The next day my dad and I decide to take the ATVs into a new area then hike from there. We see no elk but it was still super fun to explore the mountains with my dad.

IMG_1626.JPEG

We arrive back at camp that day before dark and decide to drive to a spot and do some glassing. As the sun sets we glass up a large herd of cows coming out of a timber patch.... There has to be a bull with that many cows!
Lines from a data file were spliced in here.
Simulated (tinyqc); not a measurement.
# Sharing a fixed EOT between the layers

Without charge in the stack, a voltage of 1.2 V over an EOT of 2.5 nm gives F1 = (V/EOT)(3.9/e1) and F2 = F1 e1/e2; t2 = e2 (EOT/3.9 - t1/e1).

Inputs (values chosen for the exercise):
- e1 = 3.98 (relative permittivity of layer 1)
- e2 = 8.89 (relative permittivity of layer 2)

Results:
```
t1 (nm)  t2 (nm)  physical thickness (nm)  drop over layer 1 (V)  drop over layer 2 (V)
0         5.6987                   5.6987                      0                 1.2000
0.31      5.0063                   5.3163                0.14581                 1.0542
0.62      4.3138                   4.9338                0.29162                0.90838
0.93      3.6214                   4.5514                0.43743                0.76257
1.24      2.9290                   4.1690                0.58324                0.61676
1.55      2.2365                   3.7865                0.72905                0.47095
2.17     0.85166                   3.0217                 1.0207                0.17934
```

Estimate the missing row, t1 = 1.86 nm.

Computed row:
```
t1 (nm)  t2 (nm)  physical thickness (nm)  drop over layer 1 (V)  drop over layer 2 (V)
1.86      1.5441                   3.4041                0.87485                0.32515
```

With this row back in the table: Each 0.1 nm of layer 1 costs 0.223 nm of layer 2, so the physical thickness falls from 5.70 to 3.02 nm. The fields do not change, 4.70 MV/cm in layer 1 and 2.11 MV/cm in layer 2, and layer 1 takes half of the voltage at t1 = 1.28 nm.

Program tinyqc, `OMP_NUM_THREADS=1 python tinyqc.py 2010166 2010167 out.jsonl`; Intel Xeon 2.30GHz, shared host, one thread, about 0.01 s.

Not a minute later out of the timber come a bull that is without question a SHOOTER. There is no where near time to go after them tonight so we watch them until light runs out.

IMG_1634.JPEG
IMG_1647.JPEG

The next morning I depart camp at 3:30AM. My goal is to get into position by sunrise. I end up not making it in time, it was just further than I realized. Around an hour after first light I get close enough to hear the bull bugling. The problem is that the wind could not be worse. It was blowing directly downhill towards the elk. Because of this I immediately retreat and make a giant circle around the elk. Because the bull has so many cows I am not optimistic about any calling working on him. My hope is that they will take the same path they had the night before. If they do that I can set up and ambush him as he walks by. On my way around I find a nice shed. Great little bonus.

IMG_1663.JPEG

Eventually I am around the elk and in position. Unfortunately, the elk bed in a small timber patch before they get to me. The timber patch is a small island of timber in a sea of grass so there is no way I can sneak in on them. All I can do is wait. They stayed bedded there until evening when they finally got up and started slowly feeding my way. This is it I think, they are going to walk right by me! Wouldn't ya friggin know it they deviate their path slightly and end up walking 200 yards away. I watch them until last light. As a last resort I tried cow calling and bugling. No luck, the bull couldn't have cared less. He had so many cows I don't think he gave a rip about what other elk were around. The day ends and I hike out in the dark.

IMG_1665.JPEG
IMG_1681.JPEG


My dad and I hunt another couple days without seeing what were looking for. The week ends and he has to go back to work. I head home to check on the wife and animals. Ill be back out in 2 days for another backpacking trip.